Over the past year, I’ve changed my tune a little, and not just on wearing makeup. I still think “pretty” is not some rule girls have to follow, but I’m not conflicted on if I want it or not. I think it’s good to feel pretty. I enjoy feeling pretty. I do think each girl should do whatever she wants in order to feel pretty. That’s my new line. Don’t wear shit for your boyfriend, coworkers, or men on the street, wear it for you. Don’t be embarrassed to want to look nice and take selfies. Selfies aren’t bad either. I have a fairly large backlog that I’ve taken on good days but kept hidden in snapchat memories out of pure embarrassment. Some have filters, some have makeup, some have no makeup; I’m finding more and more that I can feel good on any kind of day if I’m gentler with myself. I’ve started to document those good days and I’d like to share them now, for I am no longer embarrassed. A slam poem called “Ode to the Selfie” removed this doubt. I don’t feel bad anymore for feeling pretty or trying to feel pretty or wearing makeup or not wearing it because of the way celebrating pretty is presented in this poem.

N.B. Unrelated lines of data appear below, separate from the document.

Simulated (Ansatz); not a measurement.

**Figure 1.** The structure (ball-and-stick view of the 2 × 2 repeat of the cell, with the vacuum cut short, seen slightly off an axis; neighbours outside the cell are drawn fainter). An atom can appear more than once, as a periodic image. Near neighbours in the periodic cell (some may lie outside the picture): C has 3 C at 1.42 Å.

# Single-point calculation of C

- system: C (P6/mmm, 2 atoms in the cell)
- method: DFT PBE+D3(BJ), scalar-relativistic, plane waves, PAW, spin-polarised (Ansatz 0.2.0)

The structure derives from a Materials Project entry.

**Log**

You can find it here and I urge you to listen every day. à https://www.youtube.com/watch?v=N-MQxVtn2fU
My favorite lines are, “Today your freckles were sprinkles on ice cream” and “Today you took a selfie from above because maybe that’s how God sees you.” The overall message of loving yourself in a world that is constantly telling you not to is what gives me chills though. There doesn’t have to be this back and forth or this in between on beauty. I still think ugly photos are hilarious. I’ll try to save them for hilarious times though. I’ll try to appreciate my beauty every day and enhance it when I feel like it. I’ll try not to rely on eyeliner to give me confidence. I’ll use it when I’m feeling like it and not feel bad about it. Bottom line – make yourself happy. If you’re too lazy to put on makeup because you like how you look without it, don’t let anyone make you feel like you need it. Likewise, if you feel better with makeup, don’t let anyone make you feel like you’re trying too hard or bowing down to society by doing so.
Make sure you feel good. End of story. Take selfies all along the way to remember how good you felt. Look at them on bad days to bring back the sunshine, look at them when you’re older to relight the fire of youth, look at them now just to admire how beautiful you are.